The Danger in Being “Ministerial”
When I saw a headline on The Wild Hunt, Wiccan Minister Kathryn Jones to Run for Office in Pennsylvania, it stopped me in my tracks. Not because Ms. Jones is running for office, but the use of the term minister.
Immediately I thought of John Michael Greers recent column in Witches & Pagans 28, A Bad Case of Methodist Envy: Copying Christian Models of Clergy is a Pagan Dead End. Geer rightly points out that todays concept of clergy is quite different from the Pagan past:
There were no seminaries or divinity schools for [ancient] Greek priests and priestesses, and the thought of asking a priest of priestess for moral of spiritual counseling would have seemed absurd to the ancient Greeks you went to a philosopher for that, for Apollos sake! Nor, for that matter, did they perform wedding ceremonies. . . . [in Egypt] being a priest or priestess was a career, one of the professions open to the literate . . . . this kind of priesthood included few or no pastoral functions as we know them.

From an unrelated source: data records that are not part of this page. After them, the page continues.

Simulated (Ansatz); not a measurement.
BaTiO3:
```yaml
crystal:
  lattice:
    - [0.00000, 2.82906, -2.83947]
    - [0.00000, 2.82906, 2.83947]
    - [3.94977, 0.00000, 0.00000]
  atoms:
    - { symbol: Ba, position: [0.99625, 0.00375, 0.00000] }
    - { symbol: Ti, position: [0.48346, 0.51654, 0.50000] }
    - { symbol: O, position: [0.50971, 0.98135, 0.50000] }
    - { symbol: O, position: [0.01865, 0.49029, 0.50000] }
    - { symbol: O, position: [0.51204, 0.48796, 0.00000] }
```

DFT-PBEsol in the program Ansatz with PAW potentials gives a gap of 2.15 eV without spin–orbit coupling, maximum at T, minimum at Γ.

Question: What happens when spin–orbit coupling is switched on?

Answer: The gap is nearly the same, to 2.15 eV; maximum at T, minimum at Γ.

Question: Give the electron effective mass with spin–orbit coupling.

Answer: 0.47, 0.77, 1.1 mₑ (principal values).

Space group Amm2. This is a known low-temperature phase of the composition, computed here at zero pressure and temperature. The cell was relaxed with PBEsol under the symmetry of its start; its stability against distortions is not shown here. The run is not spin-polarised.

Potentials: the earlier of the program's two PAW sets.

The essence of priest/esshood is the relationship with the deity. You maintain a shrine, hold ceremonies, and otherwise put people into their own relationships with the deity. You may serve as a conduit of power even today at some Japanese Shinto shrines (perhaps the nearest thing to Classical Paganism in a functional way), you can pay a small fee to have your new Toyota blessed by a priest.